The poetics of reclamation have long been Anthony Joseph’s artistic lodestar. His corpus eschews fixity, expanding at the volatile juncture where history and futurity, oral tradition and avant-garde formalism, Caribbean epistemologies and radical ecologies intersect. His latest work, the incantatory and topographical 'Rowing Up River to Get Our Names Back', mobilizes language as an act of retrieval and sound as a place of resistance. Produced by Dave Okumu, who aptly navigates diasporic jazz abstraction and dubwise spatiality, the album resists linearity, instead oscillating between the subterranean and celestial. What emerges is a layered and recursive aural palimpsest that presses against the boundaries of its form.

The transatlantic dialectic has long informed Joseph’s artistic interests. Born in Trinidad and now a resident of the UK, he moves between poetry, fiction, and music. His practice resists containment, favoring motion, improvisation, and the porous edges of discipline. Alongside figures like Okumu, Shabaka Hutchings, and Camae Ayewa, he enacts a decolonial interrogation of sound’s relationship to history, memory, and speculation. Though Joseph’s literary output, from the epic 'The African Origins of UFOs' (2006) to the sonnets of his 'Sonnets for Albert' (2022), inhabit the destabilized temporalities of Kamau Brathwaite’s tidalectics and Wilson Harris’s mythopoetic historiography, his intentions find their fullest realization through music, particularly the hybridized domain of spoken-word jazz. From 'Leggo de Lion' (2007) to 'People of the Sun' (2018), his oeuvre is stacked with epistemic ruptures within Black British experimentalist tradition, forging a synthesis of jazz and dub poetry.

The album opens with Satellite, a composition that signals its cosmic reach. Joseph’s baritone orbits Okumu’s elliptical bassline and Eska Mtungwazi’s phantasmal vocals. Here, Afrofuturism is a fundamental ontological premise: 

Moving through / the center / connected to everything / spun out of galaxies / and diasporas. 

With such words, Joseph articulates a grammar of motion where Black temporality is not exile but radical relationality.

In fact, Afrofuturist modalities can be found across the album’s architecture, but, to his credit, Joseph’s particular articulations resist the pull of its more familiar configurations. Joseph’s vision of the future is inseparable from the weight of history, not an escape from it. Where Sun Ra and George Clinton crafted interstellar mythologies as sites of liberation, Joseph is anchored in the here and now, sifting through the past for the buried, fractured, or erased. In other words, his futurism insists on reworking history from within.

The album's conceptual and rhythmic nucleus is the triad of Tony, 'A Juba for Janet', and 'Churches of Sound' (The Benítez Rojo). 'Tony is a reverent' lament to the Afrobeat polymath Tony Allen. Its percussion and brass interlock in an oscillatory groove that collapses the transatlantic continuum between Lagos and Port of Spain. “He was duplicitous / a conjure man / with seven hands,” Joseph chants, invoking Allen as simultaneously a spectral presence and rhythmic architect.

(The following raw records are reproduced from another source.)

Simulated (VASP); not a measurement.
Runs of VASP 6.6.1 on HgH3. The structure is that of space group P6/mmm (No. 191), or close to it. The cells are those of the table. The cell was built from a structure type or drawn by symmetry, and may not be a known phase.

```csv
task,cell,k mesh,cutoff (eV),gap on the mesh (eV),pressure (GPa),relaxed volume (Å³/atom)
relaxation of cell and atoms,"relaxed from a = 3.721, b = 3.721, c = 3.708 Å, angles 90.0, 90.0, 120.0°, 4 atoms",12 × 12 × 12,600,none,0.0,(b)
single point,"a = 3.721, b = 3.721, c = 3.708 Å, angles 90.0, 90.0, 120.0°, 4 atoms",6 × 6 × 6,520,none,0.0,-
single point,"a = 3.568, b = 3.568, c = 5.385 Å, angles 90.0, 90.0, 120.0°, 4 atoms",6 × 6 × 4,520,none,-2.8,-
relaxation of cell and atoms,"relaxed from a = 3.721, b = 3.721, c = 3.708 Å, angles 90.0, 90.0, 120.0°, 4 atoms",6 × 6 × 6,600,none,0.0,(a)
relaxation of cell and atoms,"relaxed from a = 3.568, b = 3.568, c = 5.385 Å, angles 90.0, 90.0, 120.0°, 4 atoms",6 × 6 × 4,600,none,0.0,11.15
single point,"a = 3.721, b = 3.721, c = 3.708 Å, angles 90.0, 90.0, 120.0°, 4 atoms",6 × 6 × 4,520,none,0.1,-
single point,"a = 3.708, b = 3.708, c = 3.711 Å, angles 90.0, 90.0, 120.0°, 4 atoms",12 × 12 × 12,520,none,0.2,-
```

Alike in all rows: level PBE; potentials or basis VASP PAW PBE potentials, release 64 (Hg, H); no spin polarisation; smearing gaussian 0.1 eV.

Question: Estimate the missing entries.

Churches of Sound (The Benítez Rojo) is named after Cuban theorist Antonio Benítez Rojo, whose The Repeating Island posits the Caribbean as a recursive site of cultural reinvention. Joseph transposes this theory into the auditory register, layering field recordings and percussion into an acoustic collage of eras where calypso meets Ghanaian independence.

The album’s penultimate track, An Afrofuturist Poem, distills its conceptual core into a minimalist, dub-inflected groove. Over it, Joseph issues his most explicit theoretical intervention: “We must arrive new mythologies / and syntax / and modes of expression / which are fixed beyond comparison / to alien transmission.” Here, Afrofuturism is reconceptualized as linguistic insurgency in the tradition of Amiri Baraka, where language itself is the terrain of revolution.

Ultimately, Rowing Up River to Get Our Names Back resists resolution. It operates in flux, mapping the unstable coordinates of history’s undertow. In the end, it is a demand to be heard and, above all, a summons to row against the current toward that which echoes beyond the limits of time.